Emulation, Preservation and Abstraction

David Holdsworth and Paul Wheatley
CAMiLEON Project
University of Leeds
LS2 9JT UK

Abstract: This paper argues that emulation is a valid method of digital preservation, both in terms of longevity and affordability. This argument is bolstered by presenting guidelines for use of emulation in this rôle, and by providing an illustrative and yet non-trivial example.

Introduction

Emulation has become one of the hot topics of discussion in digital preservation with many arguments both for and against the use of emulation. Until recently the lack of any real practical work has left these arguments on a purely theoretical (or more correctly hypothetical) level, and the CAMiLEON Project is attempting to redress the balance. This is the project's first low level look at the use of emulation as a real and practical preservation strategy, which we will be developing and testing over the remaining two years of the project.

Emulation in a Nutshell



Figure 1

The above diagram purports to show first the transformation (arrow A) of an original digital object into a preserved digital object, which can then be run under emulation to give an adequate access to the significant properties of the original. This step ensures continued access as the original platform becomes obsolete.

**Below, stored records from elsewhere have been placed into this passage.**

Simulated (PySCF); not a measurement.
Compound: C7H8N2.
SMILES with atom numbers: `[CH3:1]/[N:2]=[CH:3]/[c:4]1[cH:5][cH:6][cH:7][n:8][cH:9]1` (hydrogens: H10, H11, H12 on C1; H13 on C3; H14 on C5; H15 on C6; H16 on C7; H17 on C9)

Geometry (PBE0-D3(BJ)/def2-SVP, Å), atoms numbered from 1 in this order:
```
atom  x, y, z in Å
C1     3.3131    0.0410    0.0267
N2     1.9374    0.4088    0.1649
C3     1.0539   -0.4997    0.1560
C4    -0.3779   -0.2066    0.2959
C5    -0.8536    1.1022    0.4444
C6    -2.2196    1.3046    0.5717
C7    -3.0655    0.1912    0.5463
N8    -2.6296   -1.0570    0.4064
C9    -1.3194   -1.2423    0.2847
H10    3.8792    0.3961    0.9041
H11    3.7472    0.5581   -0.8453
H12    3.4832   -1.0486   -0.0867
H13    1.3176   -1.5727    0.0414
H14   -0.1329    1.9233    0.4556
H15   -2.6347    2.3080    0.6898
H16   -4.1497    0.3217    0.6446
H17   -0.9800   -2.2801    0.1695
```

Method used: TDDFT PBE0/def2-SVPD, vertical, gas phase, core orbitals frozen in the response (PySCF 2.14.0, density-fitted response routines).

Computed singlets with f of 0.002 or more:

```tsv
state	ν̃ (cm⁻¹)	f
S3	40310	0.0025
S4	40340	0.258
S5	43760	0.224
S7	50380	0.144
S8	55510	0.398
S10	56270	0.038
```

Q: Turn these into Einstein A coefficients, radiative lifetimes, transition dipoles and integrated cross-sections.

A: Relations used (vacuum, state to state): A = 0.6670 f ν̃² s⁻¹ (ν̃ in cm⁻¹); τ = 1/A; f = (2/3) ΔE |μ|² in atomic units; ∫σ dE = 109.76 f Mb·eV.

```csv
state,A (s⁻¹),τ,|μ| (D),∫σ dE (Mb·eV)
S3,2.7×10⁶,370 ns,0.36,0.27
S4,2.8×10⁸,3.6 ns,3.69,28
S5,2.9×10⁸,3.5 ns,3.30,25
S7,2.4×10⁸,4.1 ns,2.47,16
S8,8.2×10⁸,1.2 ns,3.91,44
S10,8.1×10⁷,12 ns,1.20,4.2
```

Further passage of time leads to the transformation shown by arrow B, in which the obsoleting of platform 1 is handled by the updating of the emulator to run on a different platform. The large equals sign indicates that the preserved digital object consists of the same byte-stream in each case.

The crux of our argument is that the transformations indicated by the two arrows can be implemented economically. Key to this is the design of the abstract interfaces indicated by the numbered circles on the junctions between digital components. As evidence of the truth of our assertion we show the preservation of material from decades ago.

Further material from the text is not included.